Newsweek then cross-referenced these names with Jones’ Infowars show to see if any had either associated with Jones or his news channel.
The following is a list of all the people who may have some connection to Jones:
- Ali Alexander—”Stop the Steal” founder
- Boris Epshteyn—Russian-American Republican political strategist (and Newsweek columnist)
- Burgess Owens—U.S. Republican Representative, Utah (and Newsweek columnist)
- Elmer Stewart Rhodes—Oath Keepers Founder
- Lauren Boebert—U.S. Republican Representative, Colorado
- Marjorie Taylor Greene—U.S. Republican Representative, Georgia
- Matt Gaetz—U.S. Republican Representative, Florida
- Jason Miller—Donald Trump’s 2016 election campaign spokesman
- Jenna Ellis—former attorney for Donald Trump
- John Eastman—former attorney for Donald Trump (and Newsweek columnist)

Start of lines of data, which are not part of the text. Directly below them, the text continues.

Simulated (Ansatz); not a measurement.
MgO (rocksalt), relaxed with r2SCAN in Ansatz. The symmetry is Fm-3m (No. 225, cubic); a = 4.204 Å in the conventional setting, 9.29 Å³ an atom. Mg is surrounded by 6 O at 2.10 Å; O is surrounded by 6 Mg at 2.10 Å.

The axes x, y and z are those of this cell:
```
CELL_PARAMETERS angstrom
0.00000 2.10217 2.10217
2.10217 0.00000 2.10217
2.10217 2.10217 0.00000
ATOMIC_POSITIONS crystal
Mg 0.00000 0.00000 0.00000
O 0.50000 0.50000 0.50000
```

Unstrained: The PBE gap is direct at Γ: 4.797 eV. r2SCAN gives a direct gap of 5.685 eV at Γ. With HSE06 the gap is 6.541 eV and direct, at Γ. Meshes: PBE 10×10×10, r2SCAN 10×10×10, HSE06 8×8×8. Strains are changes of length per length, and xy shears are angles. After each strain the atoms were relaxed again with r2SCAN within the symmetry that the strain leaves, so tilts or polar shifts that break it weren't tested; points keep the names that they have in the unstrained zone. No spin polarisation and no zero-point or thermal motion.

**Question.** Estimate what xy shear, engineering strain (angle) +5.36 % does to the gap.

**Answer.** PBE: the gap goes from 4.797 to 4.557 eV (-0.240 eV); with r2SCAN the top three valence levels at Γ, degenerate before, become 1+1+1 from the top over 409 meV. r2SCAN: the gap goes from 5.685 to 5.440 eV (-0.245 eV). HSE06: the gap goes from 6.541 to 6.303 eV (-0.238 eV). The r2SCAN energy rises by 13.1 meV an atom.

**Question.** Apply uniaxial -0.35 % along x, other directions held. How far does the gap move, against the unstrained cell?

- Kimberley Fletcher—Jan 6 rally organizer
- Kelli Ward—Arizona GOP Party Chair
- Michael Flynn—Trump’s former security advisor
- Nicholas J. Fuentes—Live streamer, with alleged White Nationalist ties
- Oath Keepers—a far-right anti-government group
- Patrick Casey—online influencer, alleged leader of White Nationalist group Groypers
- Proud Boys International—a far-right group
- Roger Stone—U.S. political operative, Trump ally
- Rudy Giuliani—former attorney for Donald Trump
- Stephen Bannon—former White House adviser
- Stephen Miller—former White House adviser
Some of the associations these people and organizations have with Jones are stronger, and go back further, than others.
Roger Stone, for example, has been a guest on Infowars on many occasions and is thought to have brokered the 2015 Donald Trump interview on Infowars (more on that further down).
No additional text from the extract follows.